A new US State Department report chronicles China’s oppression of Tibetan Buddhist practitioners and efforts to keep two of the religion’s most prominent leaders out of sight inside Tibet.
The State Department’s 2022 Report on International Religious Freedom, released on Monday, documents allegations of “forced disappearances, arrests, physical abuse and prolonged detentions without trial of monks, nuns and other persons due to their religious practices” in Chinese-occupied Tibet last year.
The report arrives just days before the 28th anniversary of China’s abduction of the Panchen Lama, a high-ranking Tibetan Buddhist figure who has not been seen in public since his forced disappearance at the age of six.
The report also addresses China’s ongoing refusal to negotiate with the envoys of the Dalai Lama, the Nobel Peace Prize-winning Tibetan Buddhist leader, whom China forced into exile from Tibet more than 60 years ago.
Secretary of State Antony J. Blinken and Ambassador-at-Large for International Religious Freedom Rashad Hussain released the report at an event at the State Department attended by International Campaign for Tibet President Tencho Gyatso.

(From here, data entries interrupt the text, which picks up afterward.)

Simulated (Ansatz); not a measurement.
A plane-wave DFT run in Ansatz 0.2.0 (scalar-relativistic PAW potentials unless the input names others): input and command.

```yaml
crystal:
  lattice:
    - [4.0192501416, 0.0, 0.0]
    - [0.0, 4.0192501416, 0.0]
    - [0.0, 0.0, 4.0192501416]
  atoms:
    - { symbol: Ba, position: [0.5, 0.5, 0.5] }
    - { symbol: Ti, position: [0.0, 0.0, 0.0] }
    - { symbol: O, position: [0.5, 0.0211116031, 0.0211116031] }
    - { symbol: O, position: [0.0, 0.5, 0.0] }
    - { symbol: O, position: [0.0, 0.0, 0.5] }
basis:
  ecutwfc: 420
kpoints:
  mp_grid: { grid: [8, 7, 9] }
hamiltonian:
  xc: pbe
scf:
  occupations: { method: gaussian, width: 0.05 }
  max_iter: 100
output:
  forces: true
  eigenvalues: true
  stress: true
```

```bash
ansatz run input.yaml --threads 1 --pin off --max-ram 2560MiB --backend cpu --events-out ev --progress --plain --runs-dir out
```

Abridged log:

“I was grateful to join other civil society leaders and religious freedom advocates at the release of the 2022 Report on International Religious Freedom, and I’m grateful to the State Department for shining a spotlight on China’s oppression of religious worshippers in Tibet,” Gyatso said.
“As the report shows, Tibetans face horrific abuse from China’s government for attempting to practice their faith freely, speak up for their religious rights or venerate their spiritual leaders like the Dalai Lama and the Panchen Lama. The best way to bring this oppression to an end is to push for renewed dialogue between China and the Dalai Lama’s envoys by passing the bipartisan Promoting a Resolution to the Tibet-China Conflict Act currently in the Congress.”
According to the report, Chinese authorities in the Tibet Autonomous Region, which spans about half of Tibet, required clergy and Tibetan government employees to denounce the Dalai Lama, who has not set foot in Tibet since his forced exile in 1959.
“Authorities also continued to force monasteries to display portraits of (Chinese Communist Party) leaders and required Tibetans to replace images of the Dalai Lama and other lamas in their homes with portraits of CCP leaders, including former Chairman Mao Zedong and General Secretary and (People’s Republic of China) President Xi Jinping,” the report says.
“Images of the Dalai Lama were banned, with harsh repercussions for owning or displaying his image.”
As one example, the report, citing news articles and rights groups, says Chinese Police arrested a Tibetan named Zumkar after finding a photo of the Dalai Lama on her home altar. They also arrested her sister Youdon for colluding with Zumkar to conceal the photo.
According to the report, authorities also required clergy and government employees to pledge allegiance to Gyaltsen Norbu, whom Chinese leaders appointed as their own Panchen Lama after kidnapping Gedhun Choekyi Nyima — on May 17, 1995.
Traditionally, the Panchen Lama and the Dalai Lama have played a key role in identifying one another’s reincarnations.
With the current Dalai Lama about to turn 88-years-old, China has made clear it plans to appoint its own successor to the globally revered Buddhist leader.
However, according to the report, US officials last year “underscored that decisions on the succession of the Dalai Lama should be made solely by the Tibetan people, free from interference, and they raised concerns about the disappearance since 1995 of Panchen Lama Gedhun Choekyi Nyima”.
China also cracked down on ordinary practitioners of Tibetan Buddhism last year, according to the report.
It says China “continued to place restrictions on the size of Buddhist monasteries and other institutions and to implement a campaign begun in 2016 to evict monks and nuns from monasteries”.
Between 6,000 and 17,000 monks and nuns were evicted over three years from the Larung Gar and Yachen Gar Buddhist institutes, the report says.
Those expelled were forbidden from continuing their religious education elsewhere; instead, many of them were forced to undergo “patriotic education”.